There is no direct evidence that every state eliminated Law Reader programs to keep blacks from bar admissions. I can’t find the exact date the reading law was abolished in most states. To be fair to the racebaiters, anecdotal evidence exists that one state, South Carolina, kept blacks out of the legal profession there back in 1957. (“Reading law” was “eliminated” in South Carolina in 1957, shortly after a black applicant used this method.”; Richardson, 540 F.2d 63 at 746; Alfred D. Moore III, Turning the Tide of Segregation: The Legacy of the Law School at the South Carolina State College, J. OF BLACKS IN HIGHER EDUC. (Sept. 7, 2017)).
Either way, black people comprised roughly 6% of the entire population during this period, so this mus be considered when determining the true variables. But the bar candidate would still have to pass the by-then ABA-accredited bar exam or be “waived-in.”
The North American bar exam evolved from the Inns of Court, first administered orally by judges, and then in writing, scored by bar examiners. Because the colonies received their lawyers almost exclusively from England, many faced formally trained lawyer shortages. America had no Inns of Court apprenticeship system in place. Remarkably, we lawyers entering the bar may have been called barristers had we more formally instituted an Inns system like Britania’s early on.
The first recorded united States bar exam occurred in 1763 in Delaware while still a colony. Like the English model, an oral examination took place before a judge. Other colonies soon borrowed this idea as a method of weeding out bad lawyers. This exam would culminate years studying under a lawyer or judge (reading the law). By 1860, all but two states had established oral bar examinations. Since there was no such thing as “law school,” the bar did not require graduation from law school as a condition of admission.
Examinations were generally oral, with some applicants waived in through exemptions based upon proof they had been a judicial clerk for a period of time. By the end of the civil war, all that was in all but a few states was to vote and have good moral character. Later, after academia took over the law, some waived students graduating from a few law schools in a few states.
*In 1921, the American Bar Association formally expressed a preference for required written bar examinations in place of diploma privilege, automatically exempting law school graduates from taking the Bar exam. Most states followed suit by 1948. Although 13 law schools in 9 remaining states retained diploma privilege, after 1980, only the states of Mississippi, Montana, South Dakota, West Virginia, and Wisconsin recognized “diploma privilege.” But since this article, Wisconsin remains the last holdout with exceptions.

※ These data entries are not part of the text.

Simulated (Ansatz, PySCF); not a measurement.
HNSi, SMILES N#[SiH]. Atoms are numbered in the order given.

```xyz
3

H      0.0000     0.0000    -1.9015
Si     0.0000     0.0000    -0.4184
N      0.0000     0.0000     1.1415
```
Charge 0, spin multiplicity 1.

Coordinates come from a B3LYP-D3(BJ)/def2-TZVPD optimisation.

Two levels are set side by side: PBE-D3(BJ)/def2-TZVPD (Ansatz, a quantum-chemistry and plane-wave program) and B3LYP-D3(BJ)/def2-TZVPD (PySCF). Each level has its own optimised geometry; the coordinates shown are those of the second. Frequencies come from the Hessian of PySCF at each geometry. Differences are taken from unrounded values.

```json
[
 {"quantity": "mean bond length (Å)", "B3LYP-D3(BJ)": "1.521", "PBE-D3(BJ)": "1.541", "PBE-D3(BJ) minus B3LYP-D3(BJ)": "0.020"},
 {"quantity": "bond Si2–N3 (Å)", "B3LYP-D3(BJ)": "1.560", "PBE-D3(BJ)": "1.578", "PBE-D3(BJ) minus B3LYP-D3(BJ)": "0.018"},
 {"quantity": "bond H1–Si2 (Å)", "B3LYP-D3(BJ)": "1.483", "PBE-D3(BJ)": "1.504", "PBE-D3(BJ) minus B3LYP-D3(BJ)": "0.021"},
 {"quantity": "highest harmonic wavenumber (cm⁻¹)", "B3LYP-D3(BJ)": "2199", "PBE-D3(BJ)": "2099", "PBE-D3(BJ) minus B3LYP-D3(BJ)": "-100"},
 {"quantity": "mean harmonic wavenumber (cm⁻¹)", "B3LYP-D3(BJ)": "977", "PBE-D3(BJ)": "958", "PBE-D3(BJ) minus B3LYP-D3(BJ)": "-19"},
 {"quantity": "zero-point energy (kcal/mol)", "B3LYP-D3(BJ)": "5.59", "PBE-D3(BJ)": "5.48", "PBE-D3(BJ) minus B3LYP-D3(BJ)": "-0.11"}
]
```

Most legal scholars recognize 1885 as officially marking America’s first written bar exam. In Massachusetts, the test consisted of an essay exam only, with no Multistate Bar Exam (MBE) existing in that state until February 1972. (Created by the National Conference of Bar Examiners (NCBE).)
From 1890 to 1920, several states had done away with oral examinations to enter the Bar. Written bar examinations became the universal standard, culminating in modern-day ABA-style lawyer bar examinations. Wisconsin eliminated theirs in 2015, discussed above.
During the mid-1700s, New York passed legislation mandating all state legal apprentices take and pass a state-administered bar examination. New York reaffirmed the need for an apprenticeship position first, requiring law clerks to study 7 years before taking the bar exam and practicing law.
We had lawyers before United States law schools, just not that many. America led the process of making law study and lawyering a profession rather than an academic discipline. There was a battle over who was first, but in our new society, where everyone gets a trophy, two law schools get to be first. Law schools were set up to aid in traditional law office study.
Either way, no court would swear a person in who had attended law school alone until the later 19th century. A court may have had the option to waive you in. Local courts are mostly required to study under a lawyer, including proof you read the law for the prescribed periods. Waivers most were granted for country lawyers headed west. Practical, hands-on legal education was the norm. (Not the novelty of academia with its endless discussions, often resolving nothing).
In colonial America, as in Britain in that day, law schools did not exist until Litchfield Law School was founded in 1773 by soon-to-be Chief Justice of the Connecticut Supreme Court, Tapping Reeve. However, Reeve, who read for the law himself, did not institute a Law Student’s Aptitude Test (LSAT). The new states started transitioning from England’s imported Inns members early on.
Thomas Jefferson saw the need for colonial legal reorganization and started with his Virginian alma mater, William and Mary College. Hence, in 1779, their Board of Visitors agreed to form a professorship of Law and Police. Along with the University of Pennsylvania, a “Chair in Law” was established to lecture, aid, but not replace existing law office study programs. “After decades of disagreement, William & Mary is now acknowledged as the first university-affiliated law school, and Litchfield as the first proprietary (independent) law school.”) (Source).
On December 28, 1779, the Board named Judge George Wythe, Jefferson’s mentor America’s first law professor. Years later, the first American law degree was earned in 1793.
Although the USA saw a few law schools established, our country would not see law schools begin to replace traditional law study until the later nineteenth century, well after the civil war. (See ABA discussion below)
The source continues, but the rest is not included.